A former long-time Bureau of Land Management employee said there is nothing stopping the agency from releasing prime land in the valley to help alleviate the current real estate crisis crippling the Las Vegas Valley.

Mike Ford, one of the owners of Las Vegas-based Abbey, Stubbs & Ford, a public lands consulting firm, said there are a few magic numbers to keep in mind when looking at this issue.

“There’s 2.9 million acres of BLM land in Clark County, and that’s what we really need to focus on because land managed by the other (federal) agencies is generally not available for disposal because it has environmental attributes or it’s part of a congressionally designated special management unit.”

Ford said the Southern Nevada Public Land Management Act passed in 1998 identified around 67,000 acres out of the 2.9 million potentially available for disposal in the Las Vegas Valley that could be utilized for either commercial or residential development. He added around 33,000 acres of other small BLM parcels are littered throughout the county and are identified for disposal that could also be developed.

“The idea was for the BLM to be totally out of the urban land management business in the valley within five to 10 years,” he said about the original 1998 act that saw Congress direct the federal government concerning the land. “And that hasn’t happened.”

The federal government owns more than 80 percent of the state, the highest rate in the country and approximately 88 percent of Clark County with the BLM managing more than half of that.

Multiple commercial brokers, stakeholders and analysts who spoke to the Las Vegas Review-Journal expressed two grievances with the valley’s land shortage: restrictive zoning issues and permit delays from Clark County and the BLM’s reluctance to let land go or auction it off in a timely manner. Ford said it’s simply a case of bureaucracy and over management of what is now a prime resource driving up prices, delaying projects and hampering development across the valley.

“When you have 2.9 million acres of land in Clark County, some of it environmentally sensitive land, which is really important, managing rural lands, why would (the BLM) spend 90 percent of the time on the 67,000 acres that are urban lands that are better managed by local units of government? That’s the million-dollar question.”

A case of government bureaucracy?

John Restrepo, a principal with Las Vegas-based RCG Economics, an economic consultancy company, said a lot of the complaints he’s heard over the years pertain to the BLM’s appraisal process for the land to be put up for auction.

“The process by which they put a value on the land is too high, and I think the BLM was certainly politically concerned with the idea that they don’t want to look like they’re giving land away that’s owned by the taxpayers, and so they made these very restrictive appraisal guidelines and slowed some of the processes down.”

A master-planned community with more than 3,000 homes is slated for 505 acres of former federal land in the northwest Las Vegas Valley, part of an auction that took place last November.
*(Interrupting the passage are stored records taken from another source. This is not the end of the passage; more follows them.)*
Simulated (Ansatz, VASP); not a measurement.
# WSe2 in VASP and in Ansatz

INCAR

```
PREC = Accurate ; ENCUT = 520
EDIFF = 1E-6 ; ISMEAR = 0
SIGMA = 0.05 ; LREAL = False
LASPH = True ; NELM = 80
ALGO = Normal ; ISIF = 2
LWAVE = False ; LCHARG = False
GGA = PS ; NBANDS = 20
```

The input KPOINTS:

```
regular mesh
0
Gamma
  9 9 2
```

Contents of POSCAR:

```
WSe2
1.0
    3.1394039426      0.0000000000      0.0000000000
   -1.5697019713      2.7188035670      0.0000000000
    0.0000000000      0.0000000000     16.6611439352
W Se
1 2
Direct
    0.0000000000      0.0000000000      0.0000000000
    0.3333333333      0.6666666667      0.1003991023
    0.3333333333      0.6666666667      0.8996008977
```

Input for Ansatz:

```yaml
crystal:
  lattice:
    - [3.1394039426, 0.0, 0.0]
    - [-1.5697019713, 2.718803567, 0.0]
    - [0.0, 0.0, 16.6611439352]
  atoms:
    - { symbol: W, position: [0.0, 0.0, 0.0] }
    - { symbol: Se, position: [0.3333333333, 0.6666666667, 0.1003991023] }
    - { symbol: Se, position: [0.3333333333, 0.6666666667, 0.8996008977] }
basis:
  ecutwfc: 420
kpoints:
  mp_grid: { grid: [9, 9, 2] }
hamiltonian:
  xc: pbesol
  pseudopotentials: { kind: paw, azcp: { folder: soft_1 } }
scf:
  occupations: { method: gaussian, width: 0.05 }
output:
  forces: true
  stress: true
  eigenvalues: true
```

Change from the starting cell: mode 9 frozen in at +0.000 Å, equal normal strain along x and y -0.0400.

Theresa Coleman, the BLM Southern Nevada District manager said in an email response to the Review-Journal that they work closely with local governments concerning the land to be made available for disposal.

Parcels to be made available for sale are determined through a joint selection process, she said. For a parcel of land within the Southern Nevada Public Land Management Act disposal boundary to be sold, the interested party must first identify the parcel to the local government where the land is located. If the local jurisdiction agrees that the parcel should be sold, it will submit a nomination to sell the land by the BLM. BLM then completes the necessary processes to ensure the parcel may be offered for sale.

BLM has disposed of 44,000 acres in the Las Vegas Valley since 1998, and 27,000 remains available within the boundary. Coleman added land sales are usually held twice a year but that the “frequency varies based on demand for land to be nominated.”

The city of Henderson recently asked the federal government to auction off 58 acres over eight parcels within its jurisdiction, and the land is located south of Saint Rose Parkway at East Bruner Avenue and west of Raiders Way.

Steve Neiger, a commercial real estate broker and principal at CAST who is also on the board of directors for the Southern Nevada chapter of NAIOP, a commercial real estate development association, said the private sector already has itself sorted out. He said the commercial side works regularly with the Southern Nevada Homebuilders Association and that if more land were available, what was needed would get built, either commercial or residential.

Residential stakeholders who also spoke to the Review-Journal echoed these thoughts and Neiger said it’s time for the government to get out of the way and let the private sector do its job.

“From the commercial side, our organization, our members, they build what they think the market needs, they’re not going to build something they can’t lease up, right? So it’s whatever the demand is.”